Repository Design Question

Wed Jul 18 15:41:55 CDT 2007

Greetings, all.

I and my professor are attempting to design a repository for storing the
code for the local operating systems class.  We have been using mercurial
repositories for about a year and so have some experience with the system,
but it is entirely possible that (potentially quite useful) features have
remained outside our experience envelope.

Some Background
---------------

In order to understand our requirements, some (simplified) overview of the
course, from the student's perspective, will probably be helpful.

Project 1 is writing device drivers for a PS/2 keyboard and text-mode VGA
console and exercising those drivers with a minimal kernel-mode game.  The
project tree looks like

 410kern/ -- support code we provide (malloc(), sprintf(), etc)
 kern/ -- code students write (device drivers & game)

Project 2 is writing a user-land thread library which runs on a kernel we
provide in binary from.  The project tree looks like

 410kern/
  kernel.o
 410user/
  lib/ -- user-land library support code (a different malloc(), sprintf())
  progs/ -- thread-library test programs we provide
 user/
  lib/ -- student-written thread library code
  progs/ -- student-written test programs

Project 3 is writing a kernel to replace the binary blob in Project 2.  The
project tree looks like

 410kern/ -- support code we provide (malloc(), sprintf(), etc)
 410user/
  lib/ -- user-land library support code (a different malloc(), sprintf())
  progs/ -- kernel test programs we provide
 user/
  lib/ -- student written thread-library code
  progs -- student written test programs

Internally, there are many commonalities between parts of these project
trees:
 * 410kern/ is almost identical between P1 and P3
   [but totally different in P2]
 * 410user/ is similar but not identical between P2 and P3.  Notably, the
   set of test programs differs dramatically.
 * Some code (e.g. sprintf()) is identical between 410kern and 410user.
 * Other similar relations exist (trimmed from this example).

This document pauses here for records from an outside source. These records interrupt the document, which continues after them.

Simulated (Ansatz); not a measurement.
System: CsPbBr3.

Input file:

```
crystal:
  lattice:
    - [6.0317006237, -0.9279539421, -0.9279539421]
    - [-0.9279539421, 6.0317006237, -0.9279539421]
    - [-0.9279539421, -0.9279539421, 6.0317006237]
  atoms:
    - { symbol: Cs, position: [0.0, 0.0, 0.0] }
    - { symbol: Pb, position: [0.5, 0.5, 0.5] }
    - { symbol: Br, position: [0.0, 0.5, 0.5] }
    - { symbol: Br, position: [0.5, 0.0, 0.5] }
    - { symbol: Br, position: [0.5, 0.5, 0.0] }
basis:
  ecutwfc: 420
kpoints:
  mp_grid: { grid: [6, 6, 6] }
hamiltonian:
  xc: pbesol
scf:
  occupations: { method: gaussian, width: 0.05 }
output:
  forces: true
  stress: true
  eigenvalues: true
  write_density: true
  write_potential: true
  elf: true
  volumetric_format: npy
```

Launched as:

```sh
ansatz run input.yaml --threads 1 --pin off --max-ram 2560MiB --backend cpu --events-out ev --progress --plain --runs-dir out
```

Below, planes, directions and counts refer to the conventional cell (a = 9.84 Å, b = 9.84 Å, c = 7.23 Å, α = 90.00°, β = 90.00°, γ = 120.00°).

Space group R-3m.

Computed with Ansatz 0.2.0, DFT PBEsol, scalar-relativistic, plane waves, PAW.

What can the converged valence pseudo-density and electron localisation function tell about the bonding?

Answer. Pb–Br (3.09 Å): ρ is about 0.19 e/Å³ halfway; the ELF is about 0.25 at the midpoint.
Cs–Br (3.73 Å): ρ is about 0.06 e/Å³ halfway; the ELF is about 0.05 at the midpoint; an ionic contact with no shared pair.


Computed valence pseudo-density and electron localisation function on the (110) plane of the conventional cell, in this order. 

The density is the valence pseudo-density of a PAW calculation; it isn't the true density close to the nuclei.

The student's perspective on assignment life-cycle is that we ship a tarball
(generated by cloning our repository and deleting the .hg directory) for
each project.  The students add code and ship back an augmented tarball.
(The reality is more complex, but the point is that the students get an
un-annotated directory tree, not a full repository.  Many students
internally use hg, svn, or another revision control system.)

Our Current Plan
----------------

The current situation is a bit of a disaster, requiring a repository for
each project with changes manually copied back and forth between them;
usually when we remember or somewhat lazily as each project approaches.

What We'd Like
--------------

What we would like to do is treat each project as a branch in a single
repository.  For example, on the P2 branch, most of 410kern/ is deleted and
a kernel.o is added.  410user/progs originally contains all test programs
but on the P2 branch the P3 tests are deleted and on the P3 branch the P2
tests are deleted. [We do not require students to fix bugs in their thread
library in order to do well on the kernel assignment, so we remove the
library-specific tests from the P3 tarball.]

In this model, there will be recurring merges between the P2 and P3 branches
as bugs are discovered and fixed.  For example, if we fix a bug in common
code, e.g., malloc(), the result will be an undesirable divergence between
the branches, which we would like to resolve by a merge.  Since such
divergences will occur over time, such merges will occur multiple times.
However, some divergences are permanent -- for example, tests which are
deleted on one branch should stay deleted on that branch.  The situation is
repeated at the level of individual files: on the P3 branch, malloc.c needs
locking hooks which should be absent from the P1 branch, but any other
change made to the kernel malloc() should be reflected to the other branch
via merges.

In short: when we merge the P2 branch against the P3 branch (which is
different from "merge P2 with P3"), deleted files on each branch should stay
deleted (meaning mercurial shouldn't ask and shouldn't recreate or delete
files inappropriately); each time the P1 and P3 branches are merged,
malloc.c should only be considered for merging if it has changed on either
branch since the last merge, and ideally only the part of the file that
changed should be viewed as conflicting.  That is, the locking code in P3
should be seen as persistent on the P3 branch.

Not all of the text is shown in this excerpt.